“Everybody who was listening and had their eye up on you had forgot about you already.”
In a recent video on his YouTube channel, Exodus frontman Steve Souza brought up the band’s former guitarist Rick Hunolt for a chat. Talking about why Exodus never managed to reach the commercial success of Metallica, Megadeth, Anthrax, and Slayer — the “Big Four” of thrash metal — he offered (via Blabbermouth):
“Between the release of [debut album] ‘Bonded By Blood’, which was May of ’85, and the release of ‘Pleasures Of The Flesh’, which was October 8, 1987, two and a half years went by. At those days, [any band which went] two and a half years without doing an album [was] killed.
“Everybody who was listening and had their eye up on you had forgot about you already. Although I believe ‘Pleasures’ was a very highly anticipated record because of what ‘Bonded’ had done.
“People were really, like, ‘Woah. What are they gonna put out next once they get a new singer?’ But [Torrid Records, band’s original record label] didn’t wanna let the band go, and nobody else wanted to take a chance on buying the band except for Combat, so Combat had to pay Torrid for us to go there, so it took a long time to get that to go before the record was [released].

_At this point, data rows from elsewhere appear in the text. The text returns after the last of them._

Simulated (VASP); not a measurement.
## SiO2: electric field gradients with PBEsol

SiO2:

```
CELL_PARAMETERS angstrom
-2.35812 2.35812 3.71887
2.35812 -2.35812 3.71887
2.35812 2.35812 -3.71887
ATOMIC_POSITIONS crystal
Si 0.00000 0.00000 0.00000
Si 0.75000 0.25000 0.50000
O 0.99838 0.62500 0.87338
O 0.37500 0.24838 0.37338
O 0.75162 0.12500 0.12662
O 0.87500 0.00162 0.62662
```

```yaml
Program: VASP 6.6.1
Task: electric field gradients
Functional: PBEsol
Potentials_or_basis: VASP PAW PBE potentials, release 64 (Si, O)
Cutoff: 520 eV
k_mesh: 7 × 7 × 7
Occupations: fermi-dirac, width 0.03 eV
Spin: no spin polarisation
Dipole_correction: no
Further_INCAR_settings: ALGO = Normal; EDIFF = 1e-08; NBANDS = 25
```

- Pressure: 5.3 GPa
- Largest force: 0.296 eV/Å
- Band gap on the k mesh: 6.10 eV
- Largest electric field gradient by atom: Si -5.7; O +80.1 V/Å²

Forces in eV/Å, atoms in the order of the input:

“There was a lot of things to it, but I think as a whole, being my first record, I was very proud of that album — very much so…
“When ‘Pleasures’ came out, we did a couple of high-profile tours. Thrash metal was now still very, very new. We’re talking 1987, early ’88. We did that with Anthrax, and then we went out with M.O.D. headlining, and they were all very, very successful.“And I believe people were starting to get this, ‘Oh, what’s this thrash thing? Mötley who?’ But this rode its way. Even ‘Fabulous Disaster’ we had not done a video for yet. And the very first video that any heavy band did was Metallica for ‘One’ off of ‘…And Justice For All’.
“So that was the only first band that was heavy. And that wasn’t until ’88. So we were doing something relatively new. And I think going from ‘Pleasures’ and writing ‘Fabulous’ really solidified it… We put out ‘Pleasures’ in ’87, October 8th, and we did a full world tour, and then we came back, and ‘Fabulous’ came out in January of ’89. So not even 15 months [later], really.”